Nvidia’s 36-module research chip is paving the way to multi-GPU graphics cards

Nvidia has been working on a prototype multi-die AI accelerator chip called RC 18. The 36-module strong chip, developed by Nvidia Research, is currently being evaluated in the labs, and its highly scalable, interconnected design could act as precursor to high-end, multi-GPU graphics cards.

The current prototype for Nvidia’s multi-die solution was taped out on TSMC’s 16nm process – the same one utilised in most 10-series GeForce graphics cards. Its rather small footprint is made up of 36 tiny modules, each one comprised of 16 PEs (Processing Elements), a basic RISC-V Rocket CPU core, buffer memory, and eight GRS (Ground-Referenced Signaling) links totally 100GB/s I/O bandwidth per chip. All in all the chip is fitted with some 87 million transistors in total.

“We have demonstrated a prototype for research as an experiment to make deep learning scalable” Bill Dally, head of Nvidia Research, says at GTC 2019 (via PC Watch). “This is basically a tape-out recently manufactured and is currently being evaluated. We are working on RC 18. It means ‘the research chip of 2018.’ It is an accelerator chip for deep learning, which can be scaled up from a very small size, and it has 16 PEs on one small die.”

RC 18 is built to accelerate deep learning inference, which in itself isn’t entirely fascinating for us gaming lot. Nevertheless, many of the interconnecting technologies that make this MCM (multi-chip module) possible could be antecedent to future GPU architectures.

Related: The best graphics cards for gaming in 2019

“This chip has the advantage of being able to demonstrate many technologies,” Dally continues. “One of the technologies is a scalable deep learning architecture. The other is a very efficient die-to-die on an organic substrate transmission technology.”
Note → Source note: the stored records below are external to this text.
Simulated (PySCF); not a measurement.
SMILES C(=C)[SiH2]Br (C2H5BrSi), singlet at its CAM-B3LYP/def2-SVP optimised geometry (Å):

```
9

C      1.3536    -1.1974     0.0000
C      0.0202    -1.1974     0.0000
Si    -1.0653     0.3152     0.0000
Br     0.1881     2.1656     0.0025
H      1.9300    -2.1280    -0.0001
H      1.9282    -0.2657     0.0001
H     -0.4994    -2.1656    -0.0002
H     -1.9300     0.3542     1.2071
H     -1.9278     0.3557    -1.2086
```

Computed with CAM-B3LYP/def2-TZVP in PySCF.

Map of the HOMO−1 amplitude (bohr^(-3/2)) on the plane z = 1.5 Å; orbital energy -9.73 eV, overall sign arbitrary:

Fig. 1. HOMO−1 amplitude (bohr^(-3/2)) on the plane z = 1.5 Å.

Some of the technologies found within RC 18 that could one day become pivotal in larger high-performance MCM GPUs include: mesh networks, low-latency signalling with GRS, Object-Oriented High-Level Synthesis (OOHLS) and Globally Asynchronous Locally Synchronous (GALS).

This experiment is also an attempt by Nvidia to reduce the design time producing its high-performance GPU dies.

Nvidia currently offers its own interconnect fabric technology, NVLink. And it also recently purchased data centre networking specialists Mellanox, further cementing its place in the big data networking world.

Nvidia’s ideal end goal for RC 18 would be an array of MCMs, each package internally and externally interconnected for massive parallelism and compute power. Essentially, future systems would entail multiple interconnected GPUs fitted onto a PCB alongside other similar packages in a grid, all connected together via a high-bandwidth fabric mesh.

And Nvidia isn’t the first to dream of a massively scalable GPU architecture. AMD Navi was once believed to utilise a MCM approach, too. Then Radeon boss, Raja Koduri, had tacitly hinted future GPUs could one day be weaved together through AMD’s Infinity Fabric interconnect – the same one used across its CPU business.

This was later shot down by David Wang, senior VP of Radeon Technologies Group. He later said, while the MCM approach was something the company was looking into, the company has “yet to conclude that this is something that can be used for traditional gaming graphics type of application.”

“To some extent you’re talking about doing CrossFire on a single package,” Wang says. “The challenge is that unless we make it invisible to the ISVs [independent software vendors] you’re going to see the same sort of reluctance.”

But Wang hasn’t ruled anything out yet. And with Nvidia now touting its own primordial research into MCM GPUs, it’s very much looking like the scalable, multi-die approach will one day gain traction within the mainstream. But it might take just a little longer before us gamers can get our hands on 32-GPU discrete add-in cards.